I love-- and loathe a tiny bit-- the Local tradition of hugging and kissing. You hug and kiss people when you're introduced to them, people you see everyday, when you say hello and when you say goodbye... On one hand, it's comforting.
At a wedding, I ran into Aunty Ulu who I had met once briefly at church. She wrapped me in her arms and kissed me soundly on the cheek. I felt so comforted-- suddenly grounded in the strange setting of a fancified wedding with 100s of people I don't know, clinking their champagne glasses and balancing on high heels. And I loved the time consuming tradition of kissing everybody at church before the service started-- it would be unspeakably rude to just walk past all the kupunas and go to your pew. You have to stop and stoop to brush every dry soft cheek with your lips. Kissing down the line of tutus in their bright flowered muumuus made me feel warm and included-- part of the congregation, part of the family.
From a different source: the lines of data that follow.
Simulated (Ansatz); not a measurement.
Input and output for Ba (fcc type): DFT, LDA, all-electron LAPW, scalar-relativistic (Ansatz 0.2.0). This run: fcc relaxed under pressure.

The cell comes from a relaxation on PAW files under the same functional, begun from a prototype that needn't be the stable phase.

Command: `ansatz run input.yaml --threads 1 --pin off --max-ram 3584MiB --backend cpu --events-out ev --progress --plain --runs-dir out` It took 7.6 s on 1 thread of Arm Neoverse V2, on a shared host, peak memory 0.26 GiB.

Kissing can also make me feel like a hopeless outsider. When local people I meet scrutinize me and then hesitate before leaning in to kiss me, or decide to simply shake my hand instead. Or when my kissing etiquette is off-- hugging and then kissing, or kissing and then hugging-- slightly mis-timing the approach or mis-aiming and kissing loudly onto an auntie's powdered ear.
And then what do you do with other malihini? We had dinner at a malihini couple's house, and afterwards, gave stilted and awkward hugs and kisses all around. Leaning up to kiss his cheek, I suddenly felt weird kissing my friend's husband. We've skipped it at every meeting since, to my relief.
It's one of those things that reminds me of my outsider malihini status. It's a local etiquette that I don't perform naturally and that people don't do naturally with me. The kiss is only comfortable when it comes from a real spirit of someone reaching out to me, to intentionally include me, and possibly even educate me, in the tradition of the honi. When that happens, it's intensely moving.
Here's from my journal-- my first experience with honi:
June 23, 2006
Well, the chant instructor. Kuuleialoha. He is like a sonic boom of mana. He just told us about honi, and then we shared one. I’m shaken. Like he said, it is so vulnerable and nurturing. I feel the need to retreat and weep after being so close and painful with someone. You surrender your vision, your breath, and share what comes out of you. It’s hard for me to divide the intimate and the sexual—all of my close, breathy, still contact with other people has been sexual. That’s too bad. I hope that I’m very kissy and lovey with my kids, so that they can be used to feeling physically close and safe with other people, and not have it be confused with sexuality.